America’s World War II vets are disappearing each year as age takes its toll. Dr. Bickham is one of the few remaining Tuskegee Airmen who faced down discrimination and segregation to serve the nation in its darkest hours. Dr. Bickham has lived an interesting life and has many thoughts to share as an accomplished airman and seasoned educator.

Congressional Gold Medal

Congressional Gold Medal

In a segregated United States prior to and during World War II, American soldiers came to the defence of the world after more than two years on the sidelines. However, America’s Armed Forces were still segregated by race nearly a century after the Civil War. One of the outstanding segregated units to see action in World War II for the United States was the Tuskegee Airmen. This was the name given to the popular group of African-American fighter and bomber pilots. Though these brave American pilots went to war for their country and others around the globe, they faced racial discrimination at home both in and out of the military.

Dr. Luzine Benjamin Bickham Sr. is one of a dwindling number of Tuskegee Airmen still alive today. A recipient of the United States Congressional Gold Medal of Honor, his journey from the Tuskegee Institute training fields to World War II and his post-war life is a memorable path that includes overcoming discrimination, focusing on education throughout life, and attempting to humbly change the world in the process.

Tuskegee Cadets

Tuskegee Cadets

From High School Student to Warrior

Like many children growing up in America in the period between both World Wars, Dr. Bickham grew up in a much simpler time than today. Smartphones and the internet weren’t there to entertain children. Dr. Bickham would spend summers at his grandfather’s farm in St. Helena’s Parish, Louisiana helping out with little jobs. For example, he can fondly recall accompanying his grandfather as he rode horses through the farm to check crops, look in on the cows, milk the cows, and even churn butter. He would even step into the kitchen from time to time to help his grandma cook.

As the drum beats of war got louder across Europe, a young Dr. Bickham moved to Washington state to work in the shipyards as the United States ramped up to join the war. It was at this point in time he was drafted into the Armed Forces.

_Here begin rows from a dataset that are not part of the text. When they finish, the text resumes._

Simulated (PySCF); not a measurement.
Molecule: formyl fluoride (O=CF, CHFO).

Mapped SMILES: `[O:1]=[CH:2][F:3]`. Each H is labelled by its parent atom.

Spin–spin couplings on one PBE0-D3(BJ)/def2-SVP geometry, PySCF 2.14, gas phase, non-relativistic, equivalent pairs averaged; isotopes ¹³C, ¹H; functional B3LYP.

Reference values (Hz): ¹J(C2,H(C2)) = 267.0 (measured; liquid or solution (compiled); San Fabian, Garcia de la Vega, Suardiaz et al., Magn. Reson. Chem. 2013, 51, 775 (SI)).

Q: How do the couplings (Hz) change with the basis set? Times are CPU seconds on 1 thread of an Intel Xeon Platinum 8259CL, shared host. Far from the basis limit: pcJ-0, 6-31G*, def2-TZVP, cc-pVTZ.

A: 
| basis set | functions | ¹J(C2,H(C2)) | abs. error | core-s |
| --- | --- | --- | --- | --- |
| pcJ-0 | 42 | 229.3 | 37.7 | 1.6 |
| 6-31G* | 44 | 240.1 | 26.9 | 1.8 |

Dr Bickham at the Tuskegee Institute

Dr Bickham at the Tuskegee Institute

Joining the US Army Air Forces

While Dr. Bickham was working in the shipyards of Washington state, he saw the first glimpses of segregation in the military that reflected that of society in general: “Anyway, I was drafted in Washington State, and that’s when the army was segregated so they shipped me with a trainload of black guys, all the way across the country to South Carolina … North Carolina … somewhere, one of those states and I got up that morning and this sergeant walks up to me and he said, “Well, how do you want to spend your army days?” I said, “How do I spend my army days?” so I thought about it. My family lived in Tuskegee and I knew about Tuskegee Army Airfield.”

Dr. Bickham told his drill sergeant he’d like to fly. From there he was shipped down to Keesler Air Field in Mississippi for examinations to determine if he was eligible for the US Army Air Force. Recruits had to pass three days of examinations, and Dr. Bickham excelled and was sent to Tuskegee Army Airfield.

Congressional Gold Medal

Congressional Gold Medal

Breaking into the US Army Air Force at this time was no easy task. Dr. Bickham recalls that the Tuskegee Airmen were formed as a segregated unit for African-Americans because US generals didn’t believe that people of colour could be relied upon to defend the country, to fight for ideals, and to secure the freedoms of Americans and others around the world. The Tuskegee Institute was formed to train black flight crews.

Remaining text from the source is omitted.